Sitka Spruce Rails?

Hemlock offers lighter weight Sitka Spruce rails as an option. Other than extra cost and lighter weight,what would the advantages and disadvantages to this material be?


high strength to weight ratio and
and resliience among other properties

Highly desireable wood
As previous poster says, strong but light, and it also resists rot and is easily worked. Or so I hear, I have never seen a piece, that I know of. That stuff is highly sought after. Airplane builders love it. How much does it add to the cost of the boat?


Wenonah Comp Canoes
use spruce for the gunwales and most only get inwales.It conforms better than ash to the tight curves of the competition canoes.

I had sitka spruce gunwales on a
Mad River Compatriot. They were stiffer than the usual ash rails, though Jim Henry warned that they would not be as tough, more likely to split under extreme stress.

Also, sitka spruce is NOT especially rot resistant. Sitka spruce gunwales must be kept varnished, and probably should be unscrewed to oil the inside surfaces. I did have some dry rot occuring due to water sneaking in between the wood and the hull.

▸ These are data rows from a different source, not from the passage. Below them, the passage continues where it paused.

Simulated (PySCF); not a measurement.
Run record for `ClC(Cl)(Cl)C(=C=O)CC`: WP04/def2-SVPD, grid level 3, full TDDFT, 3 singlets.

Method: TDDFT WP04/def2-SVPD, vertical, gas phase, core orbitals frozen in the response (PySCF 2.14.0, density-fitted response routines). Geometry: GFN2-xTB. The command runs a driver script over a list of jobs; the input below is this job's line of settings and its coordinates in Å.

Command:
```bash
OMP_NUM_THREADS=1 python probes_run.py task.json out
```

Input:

This will not be true. The spruce is

– Last Updated: Apr-04-09 1:13 PM EST –

stiffer than ash, and will not conform to unusual curves as easily. The only way one could get the impression that sitka conformed better would be if one was using such a small cross section of spruce that it was pushing the limits of stability.

Probably the reason they use Sitka is that it is stiffer than an equal cross section of ash, as well as lighter. Thin competition canoes often require edge stiffening to perform properly.

I have a bunch of sitka, given to me by a guy who made his own biplane. The reason sitka is approved by the FAA for home-built planes is that it is STIFF.

Sitka spruce is the carbon fiber of the wood world.
Ash is the Kevlar.

Their own tables don’t support their
statements about “resilience.” Compared to ash gunwales, sitka spruce gunwales of similar cross section are stiffer but much less resilient.

as an opt. to what other wood ??
… also , what grade of Sitka ??

lighter weight, period
At least where gunwales are concerned, the only benefit you are going to see is lighter weight. It’ll dent easier than Ash, which is a consideration when you’re talking outwales, especially. And it’s not, IMHO, even as rot resistant as Ash.

Personally I’d rather have Walnut or Cherry if I was going to spring for a premium wood gunwales.

More on Sitka spruce
here is a canoe made with it and cedar…dont know what the rails are made of. Nor anything about the maker.

BTW I havent had any rot problem with a double paddle cored with Sitka

In turtles case the best bet would to have a discussion with LDC… and he will be at the Solo Canoe Rendezvous.

The weight
factor is pretty big, ash is heavy. Spruce is strong but as discussed, dents pretty easy. I have restored many wooden canoes, there is a reason the old time builders used spruce so much. I have also seen many 80 + year old canoes with the spruce gunwales still very much still intact.

Sitka spruce, or other varieties?

Sure, I have a close-grained
length of sitka that would make an excellent Greenland paddle. I make sitka spruce thwarts to replace ash thwarts and save weight.

But I have to coat each sitka thwart with epoxy, reinforce the screw contact area with little slips of glass, and even epoxy a plastic straw tube in the screw hole to prevent rot. Then I paint the thwart with UV resistant varnish to protect the epoxy. All this because when I disassembled my old MR canoe, I saw what any entry path for water had done to the spruce. Jim Henry had told me that sitka would require more ongoing care than ash, and he was right.

If a hull design and layup promotes stiffness on its own, then ash gunwales will be plenty stiff enough, and substituting sitka will contribute nothing useful to additional stiffness. But it will save a few pounds.

sitka spruce
"The reason sitka is approved by the FAA for home-built planes is that it is STIFF."

The FAA does not approve woods for homebuilt aircraft. And the reason sitka spruce is used for aircraft is it’s light weight and relatively strong for it’s weight.

Strong = stiff, and strong in
compression and extension. There is an approval agency for construction of personal design aircraft. I am not aware that they approve woods other than sitka, but other violin-soundboard-quality woods would do the job. European firs. Sitka is relatively cheaper and more available. I have seen select close grain douglas fir that would do as well, and doug wood has been offered for harpsichord soundboards. There were few takers.

Why would one not see ash used for similar aircraft applications, even if it were as light?